Donald Trump’s tariffs on steel and aluminum at first elicited sharp criticism from the countries of the world, and after that retaliation. First, the European Union imposed retaliatory tariffs on goods exported from the U.S., and now Russia has filed a case against the U.S. with the World Trade Organization, which has only amplified talk about Washington’s exit from the WTO. Aktualnye Kommentarii asked economist Sergey Khestanov how a U.S. withdrawal from the WTO poses a threat to it and what Russia will achieve by filing a lawsuit.
Most likely, it (Russia’s suit brought in the WTO against the U.S.) was filed not with the aim of achieving something, but to show, just by filing the suit, dissatisfaction with the situation that’s developed.
Will the U.S. leave the WTO? Here there’s quite a lot of intrigue. The odds are roughly 50-50. The fact is that since the start of the 2000s, the WTO has increasingly contributed to the development of a negative U.S. balance of payments: The U.S. has been buying far larger amounts from other countries than it sells U.S. goods back to them. There’s an imbalance, a mismatch, a deficit − it can be called different things.
The significance of this phenomenon is simple and plain. It began to form long ago, starting in the 1960s and 1970s, but it became strikingly apparent at the beginning of the 2000s. China joined the WTO, and from that moment on, the deficit began to grow. The biggest U.S. deficit is with China; the EU is in second place.
It was a problem, and a lot of people talked about the problem but didn’t do anything. Basically, Trump’s initiative was the first initiative aimed at solving the problem. But he went about solving it in his thoroughly “cowboy” style: first tariffs, then negotiations, then the negotiations don’t take, so more tariffs, and so on.
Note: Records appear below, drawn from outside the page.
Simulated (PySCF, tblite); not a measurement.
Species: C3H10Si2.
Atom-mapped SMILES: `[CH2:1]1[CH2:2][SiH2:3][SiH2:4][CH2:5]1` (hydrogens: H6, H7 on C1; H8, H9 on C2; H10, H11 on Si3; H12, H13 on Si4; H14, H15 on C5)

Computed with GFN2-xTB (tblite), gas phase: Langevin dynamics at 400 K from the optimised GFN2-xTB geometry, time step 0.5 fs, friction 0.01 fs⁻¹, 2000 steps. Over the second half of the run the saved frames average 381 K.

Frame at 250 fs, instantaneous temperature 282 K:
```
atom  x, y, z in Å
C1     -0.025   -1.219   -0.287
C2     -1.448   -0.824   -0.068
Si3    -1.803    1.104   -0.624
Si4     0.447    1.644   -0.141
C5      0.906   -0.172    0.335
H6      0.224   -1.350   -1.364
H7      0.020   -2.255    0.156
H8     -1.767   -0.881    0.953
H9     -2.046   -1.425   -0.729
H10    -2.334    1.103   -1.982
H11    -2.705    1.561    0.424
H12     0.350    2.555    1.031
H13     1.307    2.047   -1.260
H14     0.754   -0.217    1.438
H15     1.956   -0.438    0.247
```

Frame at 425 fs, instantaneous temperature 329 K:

Against this backdrop, the chances the U.S. will leave the WTO are not so insignificant. The WTO itself as an organization is rather young. The reduction of tariffs that the WTO ensures isn’t so great compared to previous reductions. Even if we assume the U.S. will leave the WTO, it won’t lead to any particular kind of catastrophe. Trade turnover will be slightly reduced, and markets will be somewhat isolated, but if we set aside the past 20 years, the entire history of economics following the industrial revolution existed under conditions where international markets were quite severely isolated due to tariffs.
Even if it happens, no particular catastrophe will occur. Will the usual structure of financial relations be ruined? No. There’ll be changes, but the scale of the changes shouldn’t be exaggerated. For many decades, the normal level of tariffs between countries was somewhere around 20 percent. Against this backdrop, what Trump wants to do is quite modest. It’s quite a tough problem for many businesses, but it’s by no means a catastrophe.